Graphics Chips Help Process Big Data Sets in Milliseconds
A new database tool dramatically improves processing speeds using technology that’s already in your computer.
Visualizing billions of pieces of data in real time is important to understanding that data, but currently requires a supercomputer to do quickly.
New software can use the graphics processors found on everyday computers to process torrents of data more quickly than is normally possible, opening up new ways to visually explore everything from Twitter posts to political donations.
Known as MapD, or massively parallel database, the new technology achieves big speed gains by storing the data in the onboard memory of graphics processing units (GPUs) instead of in central processing units (CPUs), as is conventional. Using a single high-performance GPU card can make data processing up to 70 times faster.
Right now the prototype technology is being demonstrated on tweets; it can show how a meme is propagating in real time on regional or world maps (watch “Visualizing Big Data in Milliseconds on Cheap Computers”). Many large-scale Twitter visualizations—including animated maps and charts—take several seconds or longer to process data before it can be displayed. With MapD, a user can adjust search terms and other parameters—like time frame or geographical region—and see a new visualization instantly, without having to wait for each new map and animation to compute and load.

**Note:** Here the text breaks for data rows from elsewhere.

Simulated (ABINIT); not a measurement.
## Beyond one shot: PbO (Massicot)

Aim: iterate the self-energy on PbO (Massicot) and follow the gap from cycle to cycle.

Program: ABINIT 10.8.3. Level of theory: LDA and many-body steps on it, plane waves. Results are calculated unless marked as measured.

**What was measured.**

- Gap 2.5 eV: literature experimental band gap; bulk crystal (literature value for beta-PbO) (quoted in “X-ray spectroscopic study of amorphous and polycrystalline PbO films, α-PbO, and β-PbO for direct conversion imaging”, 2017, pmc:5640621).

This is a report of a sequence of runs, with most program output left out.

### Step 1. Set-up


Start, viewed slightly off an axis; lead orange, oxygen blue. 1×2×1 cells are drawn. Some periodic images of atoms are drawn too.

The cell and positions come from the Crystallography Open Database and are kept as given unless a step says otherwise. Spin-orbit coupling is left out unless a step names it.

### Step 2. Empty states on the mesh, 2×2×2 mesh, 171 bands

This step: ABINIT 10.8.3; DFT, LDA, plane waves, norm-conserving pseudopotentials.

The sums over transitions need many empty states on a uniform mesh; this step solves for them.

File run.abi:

This public interface can be used to visualize 50 million geocoded tweets posted between September 28 and October 6. The tool allows users to explore different search terms, examine broad geographical trends, and zoom in on each tweet. For each of the 30 frames per second it generates when animating Twitter, Map-D scans all the tweets that have been loaded on the GPUs, constructing visualizations such as maps of how word usage—which could include mentions of a product name or news item—is propagating across a region or around the world in real time.
“The [existing Twitter visualizations] we know of are ‘canned’—based on some previous computation of a map or picture, rather than being truly interactive,” says Samuel Madden, a computer science professor at MIT. “We have built a new kind of database system. It will answer and also map every request by scanning through every tweet in the database, which can be done in just a few milliseconds.” The system can keep up the pace even if the database has hundreds of millions of tweets.
The technology was dreamed up last year by Todd Mostak, then a Harvard graduate student in Middle Eastern studies, who was frustrated by the sluggish processing he encountered as he tried to crunch social-media data sets from Egypt and elsewhere in the Middle East. “By building a tool to explore data sets like this in a truly interactive fashion, with latencies measured in milliseconds rather than seconds or minutes, we hope to remove a computational bottleneck from the process of hypothesis formulation, testing, and refinement,” Mostak says.
The technology could make it easier to glean insights from Twitter’s huge corpus of information. Combining census data with tweets, for example, could show how mention of the word “McDonald’s” in geotagged tweets relates to variables like income or unemployment levels.
An early adopter will be the Sunlight Foundation, which promotes openness in campaign financing. That organization is feeding 22 years of U.S. state and federal campaign donation data to MapD, which will provide ways to rapidly vary visualizations that break down more than 20 million donations according to donor, region, elected official, and other parameters. Each new type of query will generate a new visualization in just milliseconds.
Using existing methods, it can take seconds for a visualization to load, because it takes that long to query the information in a database. Faster access enables researchers to test hypotheses and refine visualizations more quickly. That could make big data sets more useful. “Many laptops even contain fairly powerful GPUs—fast enough to dramatically accelerate the interactive exploration of moderate-sized data sets of, say, 20 million tweets,” Mostak says.
“MapD’s technology promises to make new kinds of real-time queries possible,” says Bob Lannon, a developer at Sunlight Labs, which develops data analysis tools for the Sunlight Foundation. “Soon you will be able to quickly explore large amounts of data and pivot, filter, and summarize it in ways not previously available. We’re excited to see what it could mean for our users.”
Nvidia, one of the leading manufacturers of GPUs, plans to demonstrate MapD on more than one billion tweets using eight GPUs at an upcoming conference. The researchers are also planning to do a joint demo with Gnip, the leading reseller of social-media data from sources like Twitter, Foursquare, and Facebook. Elaine Ellis, a spokeswoman for Gnip, said the company was not ready to talk about the collaboration.
Twitter reported recently that it has 215 million monthly active users broadcasting more than 400 million tweets per day. Of these, about seven million tweets contain GPS geolocation tags, typically from mobile devices. Being able to visualize massive streams of geographically identifiable social-media and mobile-phone data in real time could have powerful implications for epidemiology and disaster response (see “Big Data from Cheap Phones”).
Beyond using graphics chips, Madden and Mostak are working with researchers from Intel to allow MapD to take advantage of the company’s new massively parallel processors as well as the ordinary X86 processors that power most computers.